Friday 21 September 2012

Categorically Speaking


I’m fat. I’m grey haired. I’m in my forties. I’m English. I’m a Sheffield United fan.

Does any of the above make you automatically like me any less? (I’ll excuse you if it’s the Sheffield United part. Some things can’t be helped) I hope not. In these so-called enlightened days I’d hope that most of us would be able to see past the superficial and make our own judgements (unless we’ve brainwashed by some ‘religion’ into thinking that all people who think differently to us are evil – I still can’t get my head round that one).

Still with me? Good. So you can think for yourself. And you read stuff. I know you do, you’ve made it this far.

But what kind of books do you read? What sections of a bookshop do you automatically walk towards? What if a book has a pink cover bearing a cartoon of a young woman walking a poodle. Or a rocket ship blasting off into space. Or a couple making use of some bondage gear. Would you even take it from the shelf or would you just dismiss it automatically because you already know that kind of thing isn’t for you?

Book covers are designed to tempt us into thinking ‘I’ve read and enjoyed something that looked similar before, therefore I will probably like this book too’. But it’s all too easy to fall into their idle trap and become complacent. We see certain types of books as being aimed specifically at a particular demographic and sometimes find it difficult to think outside of this box. But why should that be? We’re smart folks aren’t we? We can think for ourselves? Why can’t we enjoy writing that ‘they’ won’t aim at us?

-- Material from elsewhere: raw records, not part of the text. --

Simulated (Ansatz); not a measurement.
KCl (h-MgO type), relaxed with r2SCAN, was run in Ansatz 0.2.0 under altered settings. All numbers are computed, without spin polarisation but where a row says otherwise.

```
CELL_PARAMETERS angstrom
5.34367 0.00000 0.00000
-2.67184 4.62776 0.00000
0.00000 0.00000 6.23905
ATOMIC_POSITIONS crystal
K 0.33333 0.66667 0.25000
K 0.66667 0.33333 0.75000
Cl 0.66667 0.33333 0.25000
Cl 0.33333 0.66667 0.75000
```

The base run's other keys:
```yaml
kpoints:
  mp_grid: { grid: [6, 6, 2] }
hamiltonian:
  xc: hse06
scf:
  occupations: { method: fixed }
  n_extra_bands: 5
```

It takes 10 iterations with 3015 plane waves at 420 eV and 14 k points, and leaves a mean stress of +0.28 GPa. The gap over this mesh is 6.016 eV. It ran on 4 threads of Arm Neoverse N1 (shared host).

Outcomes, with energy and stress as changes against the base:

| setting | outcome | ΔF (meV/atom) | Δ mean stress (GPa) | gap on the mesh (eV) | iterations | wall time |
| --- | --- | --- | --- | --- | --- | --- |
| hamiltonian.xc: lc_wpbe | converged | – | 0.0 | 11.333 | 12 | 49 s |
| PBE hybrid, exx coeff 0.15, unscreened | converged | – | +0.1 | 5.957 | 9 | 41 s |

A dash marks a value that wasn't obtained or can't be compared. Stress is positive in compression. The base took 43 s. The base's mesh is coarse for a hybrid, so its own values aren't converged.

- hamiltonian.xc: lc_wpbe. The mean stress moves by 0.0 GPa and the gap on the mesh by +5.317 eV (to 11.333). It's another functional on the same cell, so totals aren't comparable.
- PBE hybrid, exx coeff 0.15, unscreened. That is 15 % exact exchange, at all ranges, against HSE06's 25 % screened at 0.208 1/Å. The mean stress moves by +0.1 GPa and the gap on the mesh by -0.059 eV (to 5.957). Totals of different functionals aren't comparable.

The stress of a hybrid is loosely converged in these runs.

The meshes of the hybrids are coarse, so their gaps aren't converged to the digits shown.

And isn’t automatically dismissing a particular genre of book (and even, by extension, giving books any genre label) a form of discrimination? Enlightened people don’t do discrimination. Suggest that war stories or sci-fi are just for men and love stories are solely the domain for women and you really should be slapped with a sexist label quicker than you can say ‘Caitlin Moran’.

So why do many of us pull our noses up and say ‘Fantasy books? Urgh, no. I can’t be doing with trolls and such’ or ‘crime fiction? It’s all clichés isn’t it?’ even though we’ve never actually read any of the objects of our derision? Apparently we just know we won’t like it so we don’t even try.

I thought I’d left all that behind in my teenage years – ‘I can’t listen to that stuff, it’s Mod music. Look – there’s a kid wearing a parka on the cover, so I definitely won’t like it’. I never understood that kind of argument any more than the one that that haughtily says ‘of course, the finest science fiction is allegorical in nature’. Huh? That’s as idiotic as saying that the erotica works at its best when it has something to say about the socio-economic condition of Eastern Europe since the fall of the Berlin Wall. Where’s the difference between an ignorant person saying ‘I don’t like westerns’ and ‘I don’t like ginger haired people’?

Book readers are supposedly intelligent people so act like one. Don’t take pride in your total rejection of a particular style of writing. That’s prejudice, pure and simple. Have an open mind. Expand your horizons. Read a different kind of book or better still, get out of the mind-set of pigeonholing literature and just think of all books as just, well, books. There are so many authors whose work deserves at least a look.

Graham Green and Günter  Grass. Jasper Fforde or Katie Fforde. HP Lovecraft and MC Beaton. Even the wildly differing political views of Ayn Rand and George Orwell. They’re all classics if you’re prepared to step outside your normal reading habits and give them a go. That’s why reading groups are such a great idea. They force their members out of their comfort zones. Sometimes it works, sometimes it backfires horribly. But at least it exposes the reader to something new, and that’s always a good thing.

It’s International Book week. Go on. Try something new.